I am an analytical person. At times this serves me well, at times it does not. In the dating days of Robert and Sara, I realized that if I was going to be spending all of my time with this man, I should try to enjoy the things that he enjoys. The thing he happened and happens to enjoy most of all: football, namely the Denver Broncos. One Sunday afternoon I decided to settle in next to him on the couch in my living room to watch a bit of throw the pigskin from one heavily padded man in uniform to the other heavily padded man in the same color uniform while the other heavily padded men in the opposite color uniform tried to stop the pigskin from moving. Okay, so I was not that ignorant or naïve about the game but if I am going to do something it’s not going to be half assed, and if I am going to watch this sport I want to understand it, really understand it.

My husband is not the sort of man who likes to have a chat; especially during football and no way in hell does he want to start up a conversation when the orange and blue are on the field. I sat in silence with him; I was in silence, he was yelling some choice words at the screen and the players. They couldn’t hear him, they had their helmets on. Once half time was over and the Broncos were winning, I decided it was time to ask a few questions. I started with; how many men are on the field at once? Easy! 22 players, 11 from each team. The guy who gets his rear touched by the Quarterback is the Center right: Right. The end zone is the 10 yard line to the goal, yes? Yes! A few similar questions followed and he answered them curtly, then it happened. The analytical Sara sat straight up in her chair, squared her shoulders, tucked her hair behind her ears, folded her hands nicely in her lap and asked the question: what is a down? Please see dialogue exchange below:

Sara: What’s a down?

Robert: What do you mean what’s a down?

Sara: Well, you said each team has four attempts to get a first down right?

Robert: Yeah.

Sara: So, what’s a down?

Robert: It’s a down, if they get 10 yards they get a first down, IT’S A DOWN!

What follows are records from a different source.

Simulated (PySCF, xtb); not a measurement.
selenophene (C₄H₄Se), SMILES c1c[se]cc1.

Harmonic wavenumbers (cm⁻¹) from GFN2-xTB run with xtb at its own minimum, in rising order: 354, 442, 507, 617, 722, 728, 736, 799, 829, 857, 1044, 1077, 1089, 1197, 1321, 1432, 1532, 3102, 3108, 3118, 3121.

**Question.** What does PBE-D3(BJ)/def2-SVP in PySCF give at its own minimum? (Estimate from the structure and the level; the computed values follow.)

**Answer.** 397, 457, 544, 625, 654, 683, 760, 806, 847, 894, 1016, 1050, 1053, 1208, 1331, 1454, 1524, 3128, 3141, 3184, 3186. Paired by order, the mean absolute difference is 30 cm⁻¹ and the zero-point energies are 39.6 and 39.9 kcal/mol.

Sara: Okay, I get that but what is a down? What is the definition of a down? Is the ball down? Is the player down? Is the whole team down because they can’t get a down and they need some Gatorade to make them feel better and not be so down?

Robert: …..

This went on for a record 45 minutes and was never really resolved. You see, men who really like football don’t have time to explain these things, especially to a woman who has to know every minute detail to what she wants to understand what the heck is going on amongst the grass and painted lines. Men, just want to watch the game, yell at the screen and celebrate along with the team and fellow fans. It may not have been a “is this chicken or tuna” conversation but in the land of men and football, it might as well have been.

I can say that I still don’t have my definition of a down, I get the concept but I don’t have the definition, not my definition of a definition. Today, we will still watch the men throw the pigskin around when in season. The 11 players from each team take the field and have their go at their downs; the center still gets felt up.  I mention the losing team needs some Gatorade to lighten their spirits; I get silence as his response. I still try to be a part of this world of football, even though I use non-football related terms to translate a play that he couldn’t be in front of the TV to see at the time. He corrects me with the appropriate terminology and I respond “that’s what I said, booty traps!” After eight years together, he is getting used to it!